A natural gas pipeline company has posted an injunction order giving opponents 72 hours to clear the way toward its work site in northern British Columbia, although the company says its focus remains finding a peaceful resolution that avoids enforcement.
The order stamped Tuesday by the B.C. Supreme Court registry addresses members of the Wet’suwet’en Nation and supporters who say the Coastal GasLink project has no authority without consent from the five hereditary clan chiefs.
It comes one year after the RCMP’s enforcement of a similar injunction along the same road sparked rallies across Canada in support of Indigenous rights and raised questions about land claims.
The order requires the defendants to remove any obstructions including cabins and gates on any roads, bridges or work sites the company has been authorized to use.

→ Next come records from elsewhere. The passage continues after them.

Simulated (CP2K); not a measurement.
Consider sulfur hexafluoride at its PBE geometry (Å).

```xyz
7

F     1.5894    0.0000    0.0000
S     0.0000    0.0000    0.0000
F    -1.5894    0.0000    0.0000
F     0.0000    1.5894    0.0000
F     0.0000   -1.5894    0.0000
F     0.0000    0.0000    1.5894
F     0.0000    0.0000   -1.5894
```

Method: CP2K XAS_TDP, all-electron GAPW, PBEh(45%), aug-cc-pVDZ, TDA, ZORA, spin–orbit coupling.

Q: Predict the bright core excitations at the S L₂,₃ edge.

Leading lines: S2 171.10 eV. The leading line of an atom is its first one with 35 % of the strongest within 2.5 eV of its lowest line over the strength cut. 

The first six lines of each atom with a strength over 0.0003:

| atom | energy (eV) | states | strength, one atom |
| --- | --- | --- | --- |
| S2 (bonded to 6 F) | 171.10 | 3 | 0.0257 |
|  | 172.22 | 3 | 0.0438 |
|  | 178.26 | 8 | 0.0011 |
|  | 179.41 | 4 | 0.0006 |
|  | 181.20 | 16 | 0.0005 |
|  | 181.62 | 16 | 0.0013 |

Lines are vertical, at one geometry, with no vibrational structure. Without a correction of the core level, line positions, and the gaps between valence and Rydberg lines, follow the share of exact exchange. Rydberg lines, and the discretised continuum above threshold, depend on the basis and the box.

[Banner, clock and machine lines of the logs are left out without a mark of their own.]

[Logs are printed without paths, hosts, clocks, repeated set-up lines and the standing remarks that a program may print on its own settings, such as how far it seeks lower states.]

If they don’t remove the obstructions themselves, the court says the company is at liberty to remove them.
It gives authorization to the RCMP to arrest and remove anyone police have “reasonable or probable grounds” to believe has knowledge of the order and is contravening it.
“The police retain discretion as to timing and manner of enforcement of this order,” it says.
Coastal GasLink, however, says posting the order was procedural and the company has no plans to request police action.
The B.C. Supreme Court granted an injunction to Coastal GasLink on Dec. 31. The order stamped Tuesday provides details of the court injunction.
Previous injunction and enforcement orders remained in effect until the new order was issued, Coastal GasLink spokeswoman Suzanne Wilton said.
Obstructing access was already prohibited under the previous orders and they also included enforcement provisions.
“We continue to believe that dialogue is preferable to confrontation while engagement and a negotiated resolution remain possible,” Wilton said in an email.
The company declined an interview request.
The order does not apply to a metal gate on the west side of a bridge outside the Unist’ot’en camp, unless it is used to prevent or impede the workers’ access.
Hereditary chiefs negotiated last year with the RCMP for the gate to remain outside the camp, which is home to some members of one of the First Nation’s 13 house groups, so long as it would not be used to prevent workers from accessing the work site.
Fourteen people were arrested by police officers at a checkpoint constructed along the road leading to both the Unist’ot’en camp and the Coastal GasLink work site on Jan. 7, 2019.
The company has signed agreements with all 20 elected First Nation councils along the 670-kilometre pipeline route, but the five Wet’suwet’en hereditary clan chiefs say no one can access the land without their consent.
The pipeline is part of the $40-billion LNG Canada project that will export Canadian natural gas to Asian markets.
Coastal GasLink shared photos Tuesday of what it says are more than 100 trees that have been felled across the logging road.
The RCMP said its officers came across the fallen trees on Monday as they were conducting regular safety patrols along the Morice West Forest Service Road. In a statement, the RCMP said some trees along the road are a safety hazard because they were partly cut and the wind could cause them to fall without warning.
Police say they also found three stacks of tires covered by tarps and trees, which contained several jugs of gasoline, diesel, oil, kindling and bags of fuel-soaked rags.
The RCMP say the hereditary chiefs were advised of what was found and have been told police are conducting a criminal investigation over traps that are likely to cause bodily harm.
“We want to emphasize that we are impartial in this dispute and our priority is to facilitate a dialogue between the various stakeholders involved,” the Mounties said. “We remain hopeful that these efforts will result in a resolution.”
At a news conference Tuesday, hereditary chief Na’moks called for construction to cease and for the B.C. government to revoke the company’s permits.
He said the Wet’suwet’en felled the trees to protect their own safety.
Members of the Gidimt’en, one of five Wet’suwet’en clans, and supporters reoccupied the area along the logging road in April near the site where the injunction was enforced last year.
Jen Wickham says her fellow members are concerned that it could be enforced before the 72 hours is up, since a previous injunction was already in place.
Lawyer Michael Lee Ross, who represents the Wet’suwet’en members named in the injunction, said once the new injunction order was stamped, the previous one became a historic document.
However, he said the RCMP could step in at any time if they find reason to.
Ross said his clients are discussing a possible appeal of the order.
“A challenge of an order is normally a challenge of the legal basis on which the order is grounded. So that is one of the avenues that is still open to them,” he said Wednesday.